Monday 19 January 2009

Enterprise Computing: Migrating Petabyte Arrays

Background

The physical capacity of storage arrays continues to grow at an enormous rate, year on year. Using EMC as a benchmark, we can see that a single array has grown over the years;

  • Symmetrix 3430 - 96 drives, 0.84TB
  • Symmetrix 5500 - 128 drives, 1.1TB
  • Symmetrix 8830 - 384 drives, 69.5TB
  • DMX3000 - 576 drives, 76.5TB
  • DMX-4 - 1920 drives, 1054TB

Note: these figures are indicative only!

DMX-3 and DMX-4 introduced arrays which scale to petabytes (1000TB) of available raw capacity. At some point, these petabyte arrays will need to be replaced and will represent a unique challenge to today's storage managers. Here's why.


Doing The Maths

From my experience, storage migrations from array to array can be complex and time consuming. Issues include:


  • Identifying all hosts for migration
  • Identifying all owners for storage
  • Negotiating migration windows
  • Gap analysis on driver, firmware, O/S, patch levels
  • Change Control
  • Migration Planning
  • Migration Execution
  • Cleanup

With all of of the above work to do, it's not surprising that realistically, around 10 servers per week is a good estimate of the capability of a single FTE (Full Time Equivalent, e.g. a storage guy). Some organisations may find this figure can be pushed higher, but I'm talking about one person, day in day out, performing this work, so I'll stick with my 10/week figure.

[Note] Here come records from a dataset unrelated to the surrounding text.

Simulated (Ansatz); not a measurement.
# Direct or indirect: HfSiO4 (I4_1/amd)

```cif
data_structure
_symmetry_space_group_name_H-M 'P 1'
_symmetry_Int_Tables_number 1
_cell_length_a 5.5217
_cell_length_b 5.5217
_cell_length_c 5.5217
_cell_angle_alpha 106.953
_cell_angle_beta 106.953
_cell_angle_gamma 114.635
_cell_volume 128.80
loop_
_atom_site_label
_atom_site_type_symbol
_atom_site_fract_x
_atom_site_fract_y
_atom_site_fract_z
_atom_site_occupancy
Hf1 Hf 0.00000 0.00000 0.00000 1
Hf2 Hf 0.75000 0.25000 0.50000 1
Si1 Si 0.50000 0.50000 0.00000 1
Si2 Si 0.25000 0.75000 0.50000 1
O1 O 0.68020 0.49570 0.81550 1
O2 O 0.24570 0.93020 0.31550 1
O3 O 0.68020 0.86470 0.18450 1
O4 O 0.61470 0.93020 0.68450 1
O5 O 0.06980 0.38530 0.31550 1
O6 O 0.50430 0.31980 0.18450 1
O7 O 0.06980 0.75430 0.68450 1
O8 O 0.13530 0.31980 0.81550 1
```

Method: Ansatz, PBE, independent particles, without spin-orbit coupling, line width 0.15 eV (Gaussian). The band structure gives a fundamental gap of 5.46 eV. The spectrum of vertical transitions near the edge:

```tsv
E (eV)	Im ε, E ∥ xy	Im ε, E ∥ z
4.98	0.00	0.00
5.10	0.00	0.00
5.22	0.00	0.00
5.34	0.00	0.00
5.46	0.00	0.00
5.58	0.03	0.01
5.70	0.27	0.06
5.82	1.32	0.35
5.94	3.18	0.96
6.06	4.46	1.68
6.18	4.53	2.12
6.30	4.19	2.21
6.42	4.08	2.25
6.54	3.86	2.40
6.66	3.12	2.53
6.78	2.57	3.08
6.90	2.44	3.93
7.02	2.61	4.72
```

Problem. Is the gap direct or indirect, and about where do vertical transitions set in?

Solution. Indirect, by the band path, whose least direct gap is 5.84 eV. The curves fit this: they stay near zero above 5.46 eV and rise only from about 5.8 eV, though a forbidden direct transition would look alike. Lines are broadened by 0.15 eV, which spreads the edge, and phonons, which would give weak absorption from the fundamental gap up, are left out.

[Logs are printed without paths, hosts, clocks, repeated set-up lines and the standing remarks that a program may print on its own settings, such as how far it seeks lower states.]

Assume an array has 250 hosts, each of an average 500GB, then this equates to about 125TB of data and almost 6 month's effort for our single FTE! In addition, the weekly migration schedule requires moving on average 5TB of data. If the target array differs from the source (e.g. a new vendor, different LUN size) then the migration task can be time consuming and complex to execute.




Look at the following diagram. It shows the lifecycle of physical storage in an array over time. Initially the array is deployed and storage configured. Over the lifetime of the array, more storage is added and presented to hosts until either the array reaches a maximum physical capacity or an acceptable capacity threshold. This remains until migrations start to take place to another array. Up to the point migrations take place, storage is added and paid for as required, however once migrations start, there is no refund from the vendor for the unused resources (those represented in green). They have been purchased but remain unused until the entire array is decommissioned. If the decommissioning process is lengthy then the amount of unused resources becomes high, especially on petabyte arrays. Imagine a typical 4-year lifecycle; up to 1 year could be spent moving host to new arrays - at significant cost in terms of manpower and impact to the business.

Solutions

So how should we adapt migration processes to handle the issue of migrating these monster arrays?

  • Establish Standards.  This is an age old issue but one that comes up time and time again.  Get your standards right.  These include consistent LUN sizes, naming standards and support matrix (compatibility) standards.
  • Consider Virtualisation. Products including SVC, USP, InVista (EMC) and iNSP (Incipient) all allow the storage layer to be virtualised.  This can assist in the migration process.
  • Keep Accurate Records.  This may seem a bit obvious but it is amazing the number of sites who don't know how to contact the owner of some of the servers connected to their storage.
  • Talk to Your Customers.  Migrations inevitably result in server changes and potentially an outage.  Knowing your customer and keeping them in the loop regarding change planning saves a significant amount of hassle.
Technology replacement is now part of standard operational work.  Replacing hardware is not all about technology; procedures and common sense will form a more and more important part of the process.

1 comment:

Chris "Saundo" Saunderson said...

I've got another for you:

1) Do currency!

Don't allow your volume managers, filesystems, operating systems and HBA/drivers to get too far out of date: support matrices are your friend on deciding what and when to replace the PB array with.

Working in a site that has 5+PB of disk, the biggest problem we run into is the lack of currency/patching of OS'/volume managers. Sneaky stuff like the number of PVLinks in a disk group can be worked around, but getting into the quagmire of upgrading volume managers kills any timeline, especially when conflicting support matrices end up forcing OS upgrades along with the VM or HBA upgrades!